How can we control the window in RSS when mapping a large file? Now let me explain what i mean. For example, we have a large file that exceeds RAM by several times, we do shared memory mmaping for several processes, if we access some object whose virtual address is located in this mapped memory and catch a page fault, then reading from disk, the sub-question is, will the opposite happen if we no longer use the given object? If this happens like an LRU, then what is the size of the LRU and how to control it? How is page cache involved in this case?
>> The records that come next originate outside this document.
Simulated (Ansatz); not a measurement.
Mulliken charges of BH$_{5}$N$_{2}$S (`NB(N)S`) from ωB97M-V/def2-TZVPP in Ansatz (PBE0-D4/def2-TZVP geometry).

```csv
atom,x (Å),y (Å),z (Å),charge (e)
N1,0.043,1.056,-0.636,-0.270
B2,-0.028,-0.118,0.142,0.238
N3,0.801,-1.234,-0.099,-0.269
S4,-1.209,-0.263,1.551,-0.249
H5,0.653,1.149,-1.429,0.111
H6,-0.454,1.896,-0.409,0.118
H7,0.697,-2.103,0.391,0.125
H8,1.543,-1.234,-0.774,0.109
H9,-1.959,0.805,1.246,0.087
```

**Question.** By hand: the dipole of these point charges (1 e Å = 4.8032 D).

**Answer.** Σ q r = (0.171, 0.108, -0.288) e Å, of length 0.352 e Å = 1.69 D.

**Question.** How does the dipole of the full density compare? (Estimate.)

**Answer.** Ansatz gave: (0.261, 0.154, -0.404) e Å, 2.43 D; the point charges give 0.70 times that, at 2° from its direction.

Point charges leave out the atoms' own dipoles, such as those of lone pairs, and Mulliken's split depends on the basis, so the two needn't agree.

This is the RSS graph on testing instance(2 thread, 8 GB RAM) for 80 GB tar file. Where does this value of 3800 MB come from and stay stable when I run through the file after it has been mapped? How can I control it (or advise the kernel to control it)?
As long as you're not taking explicit action to lock the pages in memory, they should eventually be swapped back out automatically. The kernel basically uses a memory pressure heuristic to decide how much of physical memory to devote to swapped-in pages, and frequently rebalances as needed.
If you want to take a more active role in controlling this process, have a look at the madvise()
system call.
This allows you to tweak the paging algorithm for your mmap, with actions like:
MADV_FREE
(since Linux 4.5)
MADV_COLD
(since Linux 5.4)
MADV_SEQUENTIAL
MADV_WILLNEED
MADV_DONTNEED
Issuing an madvise(MADV_SEQUENTIAL)
after creating the mmap
might be sufficient to get acceptable behavior. If not, you could also intersperse some MADV_WILLNEED
/MADV_DONTNEED
access hints (and/or MADV_FREE
/MADV_COLD
) during the traversal as you pass groups of pages.